Compensation of Michèle Steiner Warshaw

Michèle Steiner Warshaw serves as Executive Vice President of the Company's Cosmetics Limited subsidiary ("Cosmetics"). That subsidiary owns the right to a number of products sold by the Company. Ms. Warshaw is a member of the board of directors of the Company and is the wife of Clive E. Warshaw. Pursuant to a five-year employment agreement with Cosmetics, effective January 1, 2002, Ms. Warshaw received a salary of $50,000 and a car allowance of $10,000 in 2003 and will receive the same amounts for 2004. Ms. Warshaw also receives compensation as a director of the Company, as described above.

PROPOSAL 2 - APPROVAL OF THE COMPANY'S
2004 EQUITY INCENTIVE PLAN

Introduction

In April 2004, the board of directors of the Company unanimously approved, subject to shareholder approval, the Company's 2004 Equity Incentive Plan (the "New Equity Plan"), which would replace the Current Option Plan. If the New Equity Plan is approved by the shareholders, the Current Option Plan would be terminated and no additional options or other awards would be granted under the Current Option Plan. However, outstanding options granted under the Current Option Plan would continue to be governed by the terms of that plan. The board of directors recommends that the shareholders approve the New Equity Plan.

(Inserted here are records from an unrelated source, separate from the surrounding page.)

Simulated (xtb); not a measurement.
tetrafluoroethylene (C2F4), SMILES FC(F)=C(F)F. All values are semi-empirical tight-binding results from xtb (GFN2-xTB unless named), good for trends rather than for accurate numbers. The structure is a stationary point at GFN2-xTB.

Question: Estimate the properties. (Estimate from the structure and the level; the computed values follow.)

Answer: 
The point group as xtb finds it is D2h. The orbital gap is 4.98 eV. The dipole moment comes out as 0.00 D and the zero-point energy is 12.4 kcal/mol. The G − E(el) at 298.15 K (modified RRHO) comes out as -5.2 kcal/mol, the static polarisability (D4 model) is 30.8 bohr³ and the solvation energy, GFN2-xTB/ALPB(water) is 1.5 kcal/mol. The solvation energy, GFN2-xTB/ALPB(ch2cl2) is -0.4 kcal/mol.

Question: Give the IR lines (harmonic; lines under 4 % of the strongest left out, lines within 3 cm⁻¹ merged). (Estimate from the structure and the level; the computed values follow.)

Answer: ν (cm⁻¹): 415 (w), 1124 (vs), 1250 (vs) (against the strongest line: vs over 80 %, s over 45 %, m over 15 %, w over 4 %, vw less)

Under the New Equity Plan, if it is approved by the shareholders, the Participants (as defined below) can be granted a variety of long term incentives, including non-qualified share options, incentive share options, share appreciation rights, exercise payment rights, grants of restricted and unrestricted shares and performance share awards. The recipients and the types, amounts and terms of awards that may be made under the New Equity Plan are determined by, and the New Equity Plan is administered by, the Compensation Committee of the board of directors. The Compensation Committee consists solely of independent directors of the Company.

The Current Option Plan plays an important role in the Company's efforts to attract and retain executive officers and other employees of outstanding ability and to align the interests of employees with those of the shareholders of the Company. A total of 1,500,000 Common Shares are available for grant under the New Equity Plan.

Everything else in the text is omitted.